Finally, should a current constituent have his or her own counsel in a matter, or be actually represented by the organization's lawyer, then SCR 20:4.2 would prohibit contact with that constituent regardless of his or her position within the organization.
III. Former Constituents of an Organization
By the plain language in Comment  to SCR 20:4.2, "(c)onsent of the organization's lawyer is not required for communication with a former constituent." This is consistent with the long-standing position of the ABA "that a lawyer representing a client in a matter adverse to a corporate party that is represented by another lawyer in the matter may, without violating Model Rule 4.2, communicate about the subject of the representation with an unrepresented former employee of the corporate party without the consent of the corporation's lawyer."22 This also is the position of the Restatement (Third) of the Law Governing Lawyers, which states that "(c)ontact with a former employee or agent is ordinarily permitted, even if the person had formerly been within the category of those with whom contact is prohibited. Denial of access to such a person would impede an adversary's search for relevant facts without facilitating the employer's relationship with its counsel."23
The vast majority of reported decisions on the question hold that Rule 4.2 does not prohibit or restrict contact with former constituents. While some courts have held otherwise,24 the great majority of courts considering this issue have followed the recent trend of embracing the position that Rule 4.2 does not prohibit contact with former constituents of an organization.25 Recent ethics opinions from other states also adhere to this view.26
The conclusion that Rule 4.2 does not prohibit contact with former constituents of an organization flows logically from the purpose of the Rule: to protect the attorney-client relationship and not inhibit access to factual information. As expressed by Professors Rotunda and Dzienkowski in The Lawyer's Deskbook on Professional Responsibility (ABA 2006-2007), § 4.2-6(c):
"Any other reading of Rule 4.2 is unnatural and strained. It is not the purpose of Rule 4.2 to prevent the disclosure of prejudicial testimony but to protect the client-lawyer relationship. The attorney for the employer does not have a client-lawyer relationship with a former employee. Moreover, to so interpret the Rule would make it more expensive for the lawyer to obtain information about her case, because she would have to proceed by way of deposition rather than interview if the opposing lawyer refused consent. Furthermore, Rule 4.2 protects a person from being damaged by a binding disclosure made without that person's lawyer being present. But former employees are not represented by the employer's lawyer."

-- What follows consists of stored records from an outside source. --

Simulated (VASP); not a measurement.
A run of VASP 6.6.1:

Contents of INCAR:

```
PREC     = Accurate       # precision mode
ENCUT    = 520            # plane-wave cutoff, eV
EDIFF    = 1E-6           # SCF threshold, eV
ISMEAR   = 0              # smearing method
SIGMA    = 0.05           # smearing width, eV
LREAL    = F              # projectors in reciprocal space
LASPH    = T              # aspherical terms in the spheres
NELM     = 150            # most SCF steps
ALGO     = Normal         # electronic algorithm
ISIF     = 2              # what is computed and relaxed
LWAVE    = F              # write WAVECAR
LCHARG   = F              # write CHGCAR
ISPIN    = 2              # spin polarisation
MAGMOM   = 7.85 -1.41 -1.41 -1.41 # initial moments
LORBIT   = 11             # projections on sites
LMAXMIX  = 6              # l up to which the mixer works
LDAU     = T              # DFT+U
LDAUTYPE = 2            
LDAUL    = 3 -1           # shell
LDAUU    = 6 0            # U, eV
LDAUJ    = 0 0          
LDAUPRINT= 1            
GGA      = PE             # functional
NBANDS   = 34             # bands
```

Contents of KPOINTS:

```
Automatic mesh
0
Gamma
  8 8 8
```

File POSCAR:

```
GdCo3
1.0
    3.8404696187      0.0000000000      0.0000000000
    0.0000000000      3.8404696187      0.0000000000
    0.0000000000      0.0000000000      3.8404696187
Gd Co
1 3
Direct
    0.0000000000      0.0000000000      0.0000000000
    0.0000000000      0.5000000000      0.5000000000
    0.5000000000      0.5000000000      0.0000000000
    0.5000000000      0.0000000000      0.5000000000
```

As put by one court27 in holding that Rule 4.2 does not prohibit contact with former employees of a corporation:
"Indeed, exclusion of former employees furthers both the specific and the more general purposes of rule 4.2. It must be remembered that rule 4.2 is but one part of a comprehensive system of laws and regulations designed to hold counsel to the highest professional standards in our adversary system. Within that system, pretrial (including precomplaint) discovery plays an essential role. It is the phase in which material facts are discovered, issues are narrowed as theories of the case are tested, rejected, or refined, and the parties and their attorneys have the opportunity to assess the strengths and weaknesses of their case with an eye toward both trial and the negotiation of settlement. Courts have long recognized that informal interviews are an exceptionally efficient means for the meaningful gathering of facts. They are generally more conducive to full disclosure and far less costly than the more structured processes of formal discovery, or even informal investigation with opposing counsel present. See Niesig v. Team I, 76 N.Y.2d 363, 372, 559 N.Y.S.2d 493, 558 N.E.2d 1030 (1990) (`Costly formal depositions that may deter litigants with limited resources, or even somewhat less formal and costly interviews attended by adversary counsel, are no substitute for such off-the-record private efforts to learn and assemble, rather than perpetuate, information')…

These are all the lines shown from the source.